From Aerospike support we have received the following 2 cases due to which these errors can happen :

  1. When cluster membership is in flux due to node dropping or joining : In these cases such errors are expected for a few seconds till the client obtains the correct partition maps. Increasing maxRetries / sleepBetweenRetries would be the right approach here if we want to avoid failures while the cluster is in a transient state.
  2. When queries are unable to reserve partitions : This is the case where a working master partition is marked as subset, and as such, queries will not be able to “reserve the partition” until they are “full”. Below is the detailed explanation we got from Aerospike Support.

here is the explanation for why queries would fail when a node is brought back with data in AP. This is apart from the short duration failures which can happen in between the client tends and partitions hand offs.

Adding a node with data (or when a node re-joins the cluster) will cause the working master to become subset and will not allow queries to reserve partitions in that state (which would be any partitions the rejoining node owns). This only happens in AP as we end up with different ‘families’ (the node that joins back could have been restarted and become a one node cluster before joining back the cluster), may not be the case always but still we do not allow queries to reserve partitions in that state.

For eg; Let’s say A, B, C & D are the nodes of the cluster. Let’s consider a partition P1.

P1 - A is master & B is replica, all good.

A goes down, no issue as B has full set of the partition.

A comes back into the cluster with data, the working master which is B in this case will be marked as subset and will not allow queries to reserve such a partition. In your case, since it’s a 12 node cluster, it will be 4096/12 = 342 partitions on that node and after that the partitions on other nodes which are waiting for incoming migrations since it is AP, there will be 2 way migrations.
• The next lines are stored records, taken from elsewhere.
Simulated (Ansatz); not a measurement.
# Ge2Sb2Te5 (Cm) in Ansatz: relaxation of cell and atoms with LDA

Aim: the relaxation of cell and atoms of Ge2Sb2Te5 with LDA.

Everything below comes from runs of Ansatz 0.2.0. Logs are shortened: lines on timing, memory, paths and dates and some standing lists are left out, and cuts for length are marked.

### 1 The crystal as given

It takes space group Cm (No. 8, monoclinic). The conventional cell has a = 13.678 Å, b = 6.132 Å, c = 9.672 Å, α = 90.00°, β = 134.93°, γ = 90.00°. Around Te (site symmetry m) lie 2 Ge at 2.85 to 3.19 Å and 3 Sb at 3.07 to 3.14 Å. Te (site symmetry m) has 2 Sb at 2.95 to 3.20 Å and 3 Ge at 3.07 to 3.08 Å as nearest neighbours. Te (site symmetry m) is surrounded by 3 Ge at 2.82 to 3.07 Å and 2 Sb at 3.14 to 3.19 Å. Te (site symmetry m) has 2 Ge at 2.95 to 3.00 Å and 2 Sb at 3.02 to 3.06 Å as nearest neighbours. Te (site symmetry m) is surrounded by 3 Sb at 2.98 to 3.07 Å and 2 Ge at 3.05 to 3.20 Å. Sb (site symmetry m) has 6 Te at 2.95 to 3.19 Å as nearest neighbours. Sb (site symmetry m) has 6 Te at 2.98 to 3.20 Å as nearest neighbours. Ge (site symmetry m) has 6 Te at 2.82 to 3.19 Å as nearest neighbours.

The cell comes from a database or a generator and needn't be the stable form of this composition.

The partition reservation will fail when there are pending migrations to the current master partition in this case B, regardless of its full/subset state. Technically, in AP, when the node rejoins we would still have the acting master full, but the fact that it is expecting migrations from the node that joined back in would cause the partition reservation to fail.

We also know that in AP mode when a node comes back (with or without data) there could be 2 rounds of migrations for a partition and causing the client to see an ‘old’ master for queries and exhaust all the retries on that node (it would be claiming master and replica until the partition is fully migrated). The sleepBetweenRetries could help to allow the client to wait before retrying and allow for potentially a new tend to complete, thus the next retry would likely be successful. This is for those short duration holes where the partition owner ship changes.

Increasing the sleepBetweenRetries / timeouts would only help for the ‘few errors’ when the node is quiesced but not the issue when the node joins back. This is by design for AP systems.

I hope this clears your doubts. The work around as I mentioned is to use relax-ap-queries.

In our case, case 2 above is the reason for queries failing for hours.

As suggested by Aerospike Support (and also mentioned in this article) the solution is to use relaxed queries (by choosing expectedDuration = SHORT / LONG_RELAX_AP on the client-side).

My questions are :

A comes back into the cluster with data, the working master which is B in this case will be marked as subset and will not allow queries to reserve such a partition.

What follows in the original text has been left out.